Overlanding Costa Rica: Exploring The Roads Less Travelled With A Roof Top Tent

4wd with rooftop tents in costa rica

Picture December of 2022; the Costa Rican summertime (more like dry season) has officially started, and it’s one of the best months to explore the country. It’s warm, but there’s enough breeze to cool you down compared to other months. Costa Ricans are getting prepared for Christmas and New Year’s, so they don’t travel around the country as much, and the stronger waves of tourists are yet to happen. Beaches aren’t that crowded, the rainforest is still humid and green from the rainy season, and the weather is perfect. It’s my favorite month to explore this beautiful country I call home.

It’s been a dream of mine for years to drive as south of the country as I can. I grew up analyzing Costa Rica’s map, and at the southwest part you can see what I used to describe as two legs: the Osa Peninsula and Punta Burica.

Why not try and drive all the way to the very end of Punta Burica? Is it doable? I’m not sure, but I want to see where I can make it. I have been to Peninsula de Osa a few times, by far the most beautiful part of the country, where the jungle meets the ocean. An unbelievable place with some breathtaking nature.

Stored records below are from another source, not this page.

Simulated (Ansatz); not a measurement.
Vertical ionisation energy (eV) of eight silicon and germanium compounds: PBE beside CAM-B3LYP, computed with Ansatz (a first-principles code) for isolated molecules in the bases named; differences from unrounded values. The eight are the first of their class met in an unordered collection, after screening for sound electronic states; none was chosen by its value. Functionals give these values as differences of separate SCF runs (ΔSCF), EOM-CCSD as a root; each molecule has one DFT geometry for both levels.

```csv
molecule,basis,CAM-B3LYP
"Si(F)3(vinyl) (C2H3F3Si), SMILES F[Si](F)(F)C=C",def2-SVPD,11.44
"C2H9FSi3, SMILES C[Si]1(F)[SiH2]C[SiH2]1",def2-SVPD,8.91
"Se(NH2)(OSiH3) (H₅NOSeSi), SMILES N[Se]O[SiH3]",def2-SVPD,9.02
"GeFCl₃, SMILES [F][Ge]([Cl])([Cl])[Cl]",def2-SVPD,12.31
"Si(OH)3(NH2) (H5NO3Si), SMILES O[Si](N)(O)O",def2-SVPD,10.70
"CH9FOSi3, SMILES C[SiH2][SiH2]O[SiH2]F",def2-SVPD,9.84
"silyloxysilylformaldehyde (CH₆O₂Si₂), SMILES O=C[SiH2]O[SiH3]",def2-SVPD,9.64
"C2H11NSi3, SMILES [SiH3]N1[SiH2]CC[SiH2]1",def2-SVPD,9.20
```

But closer to Punta Burica, I’ve never been there, and it was time to go.

Three friends and I took upon the task of mapping a route to try and get there and explore the area. It meant we needed to use reliable 4×4 vehicles, in my case a 2005 Nissan Patrol, and the other car was a 2009 Toyota Land Cruiser Troopy.

Each vehicle was properly equipped with a small 12v fridge to keep food and drinks fresh, we had portable cooking equipment, shovels, knives, axes, portable lights, portable shower, a suspension system and the right AT tires. Most importantly, each vehicle had a Guana Equipment roof top tent, which allowed us to sleep very, very well during our journey.

Our adventure started in San José, the capital city. The plan was to drive for 7 hours all the way to Playa Pavones, an area quite close to Punta Burica, and from there see if the trip to the most southern point in Costa Rica was achievable.

Then, we’d get back, drive towards Peninsula de Osa, go towards Bahia Drake, back up the peninsula towards Playa Carate and Corcovado National Park, and then back to San José. A 4 nights and 5 days overlanding trip, which required us camping in national parks or beaches, driving through small rivers and muddy roads. A proper adventure.

This is a guest post in our series Discover the Americas

Playa Pavones, Surf & Dine

Our first day meant driving most of the afternoon and early evening, for 7 hours straight through Costa Rica’s famous “costanera” road, essentially the Interamerican highway. We made it to Pavones late at night, and literally set up camp in a random spot we found by the beach.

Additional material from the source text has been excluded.